I like stories about working-class heroines. Maybe it’s a
push-back against all the tinsely “Falcon Crest” television I grew up with in
the eighties—the over-starched George Jetson snap-on 'dos, the glittering
cocktail gowns, the sobbing betrayals.
Blech.
Give me a nice
girl who maybe hasn’t had it so easy. Who doesn’t have a lot of money. Who’s
learned something about herself because golden opportunities weren’t handed to
her at birth.
That’s exactly
why I came up with Cassidy Roby, heroine of DREAM ON.
Cassidy is a
roller-skate waitress at a Saturday night fixture that is familiar to anyone
who’s grown up in a small Texas town: The Dairy Queen. I don’t call it a Dairy
Queen in my book, but that’s exactly what it is. I don’t call DREAM ON a Cinderella
story, but that’s what it is—Cinderella, given a 21st century
upgrade.
SWEET DREAMS,
the second book in my Dreams Come True series, is a riff on Beauty and the
Beast (non-Disney version!) DREAM LOVER, due out in July, is Sleeping Beauty.

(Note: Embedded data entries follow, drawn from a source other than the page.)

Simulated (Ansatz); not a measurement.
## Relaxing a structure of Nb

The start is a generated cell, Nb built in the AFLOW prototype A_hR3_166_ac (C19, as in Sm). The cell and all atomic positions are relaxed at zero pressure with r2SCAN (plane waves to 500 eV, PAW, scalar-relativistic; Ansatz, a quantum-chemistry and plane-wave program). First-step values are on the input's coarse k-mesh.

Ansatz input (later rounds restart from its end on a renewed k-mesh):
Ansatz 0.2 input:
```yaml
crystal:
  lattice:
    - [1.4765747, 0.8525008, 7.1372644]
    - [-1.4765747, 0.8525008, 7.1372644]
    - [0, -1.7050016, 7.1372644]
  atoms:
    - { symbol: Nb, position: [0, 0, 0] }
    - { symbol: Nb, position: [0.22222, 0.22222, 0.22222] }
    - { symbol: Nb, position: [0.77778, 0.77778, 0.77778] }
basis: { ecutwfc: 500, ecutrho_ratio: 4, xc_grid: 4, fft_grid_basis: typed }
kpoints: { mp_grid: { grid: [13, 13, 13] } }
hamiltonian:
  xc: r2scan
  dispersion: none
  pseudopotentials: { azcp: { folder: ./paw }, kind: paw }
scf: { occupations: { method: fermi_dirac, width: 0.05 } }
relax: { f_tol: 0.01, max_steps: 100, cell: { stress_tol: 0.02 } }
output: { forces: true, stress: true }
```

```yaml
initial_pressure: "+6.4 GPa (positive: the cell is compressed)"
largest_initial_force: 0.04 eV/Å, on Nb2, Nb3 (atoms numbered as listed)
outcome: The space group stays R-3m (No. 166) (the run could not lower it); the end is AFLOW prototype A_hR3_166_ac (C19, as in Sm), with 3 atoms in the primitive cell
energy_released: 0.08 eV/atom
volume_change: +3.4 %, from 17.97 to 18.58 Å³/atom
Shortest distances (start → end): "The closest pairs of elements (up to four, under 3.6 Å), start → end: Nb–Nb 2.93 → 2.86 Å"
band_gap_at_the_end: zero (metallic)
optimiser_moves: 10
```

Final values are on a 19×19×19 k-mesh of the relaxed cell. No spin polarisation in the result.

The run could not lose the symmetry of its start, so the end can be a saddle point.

When you read the series, you’ll immediately spot the parallels. Then you can
write and tell me about them!
But let’s get
back to Cassidy and her solidly middle-class upbringing.
Even as a child
growing up with my Brothers Grimm anthology of trolls, witches and fairytale
princesses, I wondered how difficult it might be for a girl with humble roots to adapt to the
lush opulence of a privileged existence. We’ve all read that change is
stressful, even good change. So what happens when you go from being a single
mom in a tiny Texas town who works at a Dairy Queen … to dating the hunkiest,
richest quarterback in the free world?
I’ll give you
this example.
Let’s say it’s
you who’s working at Dairy Queen. Long hours. Low pay. Afternoons spent
unclogging grease traps behind the fryer. Now imagine somebody handing you the
keys to his Lamborghini, the gate code to his palatial ocean view estate, and
stuffing your closet with half a million dollars in designer gowns.
Sure, you’d love
it. But wouldn’t it freak you out a little, too? With Cassidy and her Super
Bowl winning quarterback suitor, Mason Hannigan, I wanted to see what happened
when he opened up the world for her—including the downside, especially for a
comparatively shy, soft-spoken woman like Cassidy, which is fame.
Cassidy hates
having her picture taken. Poor Mason can’t stay out of the camera lens.
Relationships,
even fictional ones—especially fictional ones—require sacrifice. In order for
Cassidy to be with Mason, she has to come to terms with the spotlight, and
Mason has to avoid making the same “putting work before family” mistakes that
cost him so dearly in the past. That struggle is why DREAM ON qualifies as a love
story and not just a romance. It’s why Cassidy and Mason belong together.
Hey, if love
were always easy, wouldn’t everyone be doing it?